New issue
Advanced search Search tips
Note: Color blocks (like or ) mean that a user may not be available. Tooltip shows the reason.

Issue 647727 link

Starred by 1 user

Issue metadata

Status: Assigned
Owner:
Last visit > 30 days ago
Cc:
Components:
EstimatedDays: ----
NextAction: ----
OS: Chrome
Pri: 2
Type: Bug



Sign in to add a comment

Unaligned host command params/response structs are inefficient

Project Member Reported by rspangler@chromium.org, Sep 16 2016

Issue description

Currently, our host command structs are all __packed.  This is important to ensure that they aren't padded on 64-bit host architectures, even though the vast majority of those structs have all their members on size-multiple boundaries.

Using __packed by itself causes the ARM compiler to generate inefficient code for accessing structure members, because it can't assume that the structs themselves are aligned on 32-bit boundaries.  This causes the compiler to emit very inefficient code to do unaligned reads/writes.

We control the host command buffers, so we can ensure that they're on 32-bit boundaries inside the EC.  (LM4 does this.  STM32 previously did this and might still.  NPCX doesn't right now but it's fixable; not sure about MEC1322).)  If we do that, we can __attribute__((aligned(4))) those structs and generate much more efficent code.

Over all of the host commands, this adds up to a *substantial* code size savings.  In my test on kevin, this saves >1600 bytes of binary size.

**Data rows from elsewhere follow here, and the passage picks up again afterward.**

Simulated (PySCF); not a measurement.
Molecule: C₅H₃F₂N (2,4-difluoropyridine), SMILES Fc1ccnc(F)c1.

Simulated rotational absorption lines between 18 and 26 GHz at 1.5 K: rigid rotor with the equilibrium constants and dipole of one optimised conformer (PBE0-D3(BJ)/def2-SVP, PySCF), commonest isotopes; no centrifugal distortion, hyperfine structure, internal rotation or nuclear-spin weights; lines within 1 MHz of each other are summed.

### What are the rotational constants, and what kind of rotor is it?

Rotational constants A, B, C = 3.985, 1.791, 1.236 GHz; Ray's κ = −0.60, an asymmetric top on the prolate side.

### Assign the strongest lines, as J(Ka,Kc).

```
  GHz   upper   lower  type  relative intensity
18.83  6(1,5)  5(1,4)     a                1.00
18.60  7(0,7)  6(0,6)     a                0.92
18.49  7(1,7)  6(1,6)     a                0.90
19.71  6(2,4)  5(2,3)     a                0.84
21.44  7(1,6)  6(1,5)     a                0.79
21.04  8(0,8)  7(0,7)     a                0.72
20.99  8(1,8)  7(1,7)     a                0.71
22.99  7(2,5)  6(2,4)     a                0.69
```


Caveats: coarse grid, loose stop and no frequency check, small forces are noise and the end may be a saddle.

This needs to be done carefully to make sure we don't introduce unaligned 32-bit reads/writes, but the savings is enough that we should fix this.  Suggest adding CONFIG_HOST_COMMAND_BUFFERS_ALIGNED to do this on a chip-by-chip basis.  If that's not defined (as it won't be on the host), code will default to what it does now.

 
Building test code this way:

arm-none-eabi-gcc -S -c foo.c

If I specify this:

struct foo {
	uint32_t x;
	uint16_t y;
} __attribute__((packed));

int bar(uint8_t *buf) {
	struct foo *f = (struct foo *)buf;

	return f->x + f->y;
}

Then I get this assembly:

bar:
	push	{r7, lr}
	sub	sp, sp, #16
	add	r7, sp, #0
	str	r0, [r7, #4]
	ldr	r3, [r7, #4]
	str	r3, [r7, #12]
	ldr	r3, [r7, #12]
	ldrb	r2, [r3]
	ldrb	r1, [r3, #1]
	lsl	r1, r1, #8
	orr	r2, r1
	ldrb	r1, [r3, #2]
	lsl	r1, r1, #16
	orr	r2, r1
	ldrb	r3, [r3, #3]
	lsl	r3, r3, #24
	orr	r3, r2
	mov	r1, r3
	ldr	r3, [r7, #12]
	ldrb	r2, [r3, #4]
	ldrb	r3, [r3, #5]
	lsl	r3, r3, #8
	orr	r3, r2
	lsl	r3, r3, #16
	lsr	r3, r3, #16
	add	r3, r1, r3
	mov	r0, r3
	mov	sp, r7
	add	sp, sp, #16
	@ sp needed
	pop	{r7}
	pop	{r1}
	bx	r1

But if change that to:

struct foo {
	uint32_t x;
	uint16_t y;
} __attribute__((packed)) __attribute__((aligned (4)));

Then I get this:

bar:
	push	{r7, lr}
	sub	sp, sp, #16
	add	r7, sp, #0
	str	r0, [r7, #4]
	ldr	r3, [r7, #4]
	str	r3, [r7, #12]
	ldr	r3, [r7, #12]
	ldr	r3, [r3]
	ldr	r2, [r7, #12]
	ldrh	r2, [r2, #4]
	add	r3, r3, r2
	mov	r0, r3
	mov	sp, r7
	add	sp, sp, #16
	@ sp needed
	pop	{r7}
	pop	{r1}
	bx	r1

So, 18 instructions turn into 3.  That's a huge win.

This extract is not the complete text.